The U.S. dollar snapped its earlier gains on Thursday, amid concerns about recent signs of economic slowdown after a parade of pessimistic economic data from the United States and the expansion of trade war.
As of 08:15, the U.S dollar index, which measures the performance of six major currencies against the U.S dollar, eased from the session high of 98.85 to trade at 98.66, after two consecutive days of losses.
Data released on Wednesday showed that the U.S. private sector has not been able to add the number of jobs expected as U.S. private sector employment rose by 135,000 in September, down from 157,000 in August, according to the Monthly ADP National Employment Report released Wednesday.
On Tuesday, U.S. manufacturing PMI slipped to its lowest level in more than a decade, indicating that the U.S.-China trade weighed on the world's largest economy.
In addition, the U.S. received the green light from the World Trade Organization to impose tariffs on the European Union, where it is predicted to become effective as soon as October 19, on the back of illegal monetary stimulus granted by the European Union for Airbus. This increased the risk of a transatlantic trade war.

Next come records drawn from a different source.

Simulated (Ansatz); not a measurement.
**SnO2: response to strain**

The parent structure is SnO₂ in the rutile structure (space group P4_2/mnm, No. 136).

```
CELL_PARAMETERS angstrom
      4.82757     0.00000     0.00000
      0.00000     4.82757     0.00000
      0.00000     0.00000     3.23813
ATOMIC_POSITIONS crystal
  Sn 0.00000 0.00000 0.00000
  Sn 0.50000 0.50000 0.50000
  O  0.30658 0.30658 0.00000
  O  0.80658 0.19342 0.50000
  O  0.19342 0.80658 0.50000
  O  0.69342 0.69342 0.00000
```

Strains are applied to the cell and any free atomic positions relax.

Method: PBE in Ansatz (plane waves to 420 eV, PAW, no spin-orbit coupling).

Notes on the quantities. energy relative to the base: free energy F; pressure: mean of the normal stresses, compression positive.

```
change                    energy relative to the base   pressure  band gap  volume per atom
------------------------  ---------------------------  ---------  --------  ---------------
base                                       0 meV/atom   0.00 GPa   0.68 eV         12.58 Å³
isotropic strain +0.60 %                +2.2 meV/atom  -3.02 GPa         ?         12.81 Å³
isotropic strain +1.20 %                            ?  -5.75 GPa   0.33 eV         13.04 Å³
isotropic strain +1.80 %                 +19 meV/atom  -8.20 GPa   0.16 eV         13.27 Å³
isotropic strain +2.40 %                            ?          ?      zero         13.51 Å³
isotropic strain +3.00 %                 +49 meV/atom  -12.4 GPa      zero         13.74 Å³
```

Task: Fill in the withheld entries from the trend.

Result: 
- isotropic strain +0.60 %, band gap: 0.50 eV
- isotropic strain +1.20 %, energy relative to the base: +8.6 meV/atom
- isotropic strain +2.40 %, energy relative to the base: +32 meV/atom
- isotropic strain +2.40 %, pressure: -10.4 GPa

The U.S. dollar rose slightly against the safe haven, the yen, after reaching 107.23, to stand above a week's lows, at 106.97 overnight. While against the Euro, the dollar fell to $1.0951.
Later in the day, eyes will focus on U.S. non-manufacturing ISM for September, factory orders, weekly jobless claims and durable goods orders.
The ISM services PMI may follow the suit of euro area and U.K., as it may slowdown to 55.1 in September from 56.4 in August.
Also, Chicago Fed C. Evans, FOMC R. Quarles and Kansas City Fed E. George will speak today.
However, the key focus will be on Friday’s non-farm payrolls report, which is mainly used as a guide by the Federal Reserve.
American employers have created 140,000 jobs last month, while
unemployment lingered at 3.7 percent, the NFP may show.